Introduction

The objective is to develop a predictive model to forecast the manner in which an exercise was performed, identified by the “class” variable in the training dataset. The report should detail:

  1. The methodology used to build the model.

  2. The application of cross-validation techniques.

  3. The estimation of the expected out-of-sample error.

  4. A justification for all modeling decisions made.

  5. The use of the final model to predict 20 distinct test cases.

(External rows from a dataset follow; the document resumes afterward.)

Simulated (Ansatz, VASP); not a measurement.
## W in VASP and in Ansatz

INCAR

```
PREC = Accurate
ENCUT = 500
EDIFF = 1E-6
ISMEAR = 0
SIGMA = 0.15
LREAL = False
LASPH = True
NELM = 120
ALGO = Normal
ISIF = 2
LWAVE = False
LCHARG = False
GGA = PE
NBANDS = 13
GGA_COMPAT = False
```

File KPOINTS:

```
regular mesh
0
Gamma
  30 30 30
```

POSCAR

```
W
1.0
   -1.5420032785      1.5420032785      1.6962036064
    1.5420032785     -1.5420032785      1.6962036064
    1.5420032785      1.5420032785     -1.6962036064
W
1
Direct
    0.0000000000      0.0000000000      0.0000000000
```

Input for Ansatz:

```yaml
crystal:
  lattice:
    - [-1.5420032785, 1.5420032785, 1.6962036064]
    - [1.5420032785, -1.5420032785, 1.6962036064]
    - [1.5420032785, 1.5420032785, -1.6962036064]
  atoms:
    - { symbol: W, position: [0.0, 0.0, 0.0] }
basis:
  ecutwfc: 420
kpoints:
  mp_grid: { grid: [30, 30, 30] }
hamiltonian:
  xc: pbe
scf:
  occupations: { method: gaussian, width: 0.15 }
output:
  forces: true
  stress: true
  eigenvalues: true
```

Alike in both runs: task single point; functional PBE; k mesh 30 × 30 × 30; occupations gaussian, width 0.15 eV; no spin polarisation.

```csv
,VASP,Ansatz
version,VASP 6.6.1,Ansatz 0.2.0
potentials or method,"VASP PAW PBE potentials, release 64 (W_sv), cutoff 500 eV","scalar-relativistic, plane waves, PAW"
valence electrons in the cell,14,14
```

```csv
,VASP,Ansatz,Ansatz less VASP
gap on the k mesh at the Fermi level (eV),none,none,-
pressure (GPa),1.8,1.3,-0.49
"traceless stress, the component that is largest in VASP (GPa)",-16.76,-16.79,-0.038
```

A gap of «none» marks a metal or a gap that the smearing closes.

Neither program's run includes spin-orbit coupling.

Data exploration and preparation

The following preparation of the data are done. 0. Load data

library(caret)
## Loading required package: ggplot2
## Loading required package: lattice
library(dplyr)
## 
## Attaching package: 'dplyr'
## The following objects are masked from 'package:stats':
## 
##     filter, lag
## The following objects are masked from 'package:base':
## 
##     intersect, setdiff, setequal, union
library(ggplot2)
library(lattice)

training_orig <- read.csv("pml-training.csv")
predicting_orig <- read.csv("pml-testing.csv")
  1. Remove the features, which the procentage of their values “NA” exceed threshold.
is_majority_na <- function(col, threshold = 0.7) {
  nr_prop = sum(is.na(col)) / length(col)
  if (nr_prop > threshold) {
    return(TRUE)
  } else {
    return(FALSE)
  }
}

get_cols_to_remove <- function(dataframe, threshold = 0.7) {
  result_bool <- sapply(dataframe, is_majority_na, threshold = threshold)
  cols <- names(result_bool[result_bool == TRUE])
  return(cols)
}

cols_to_remove <- get_cols_to_remove(training_orig, threshold = 0.7)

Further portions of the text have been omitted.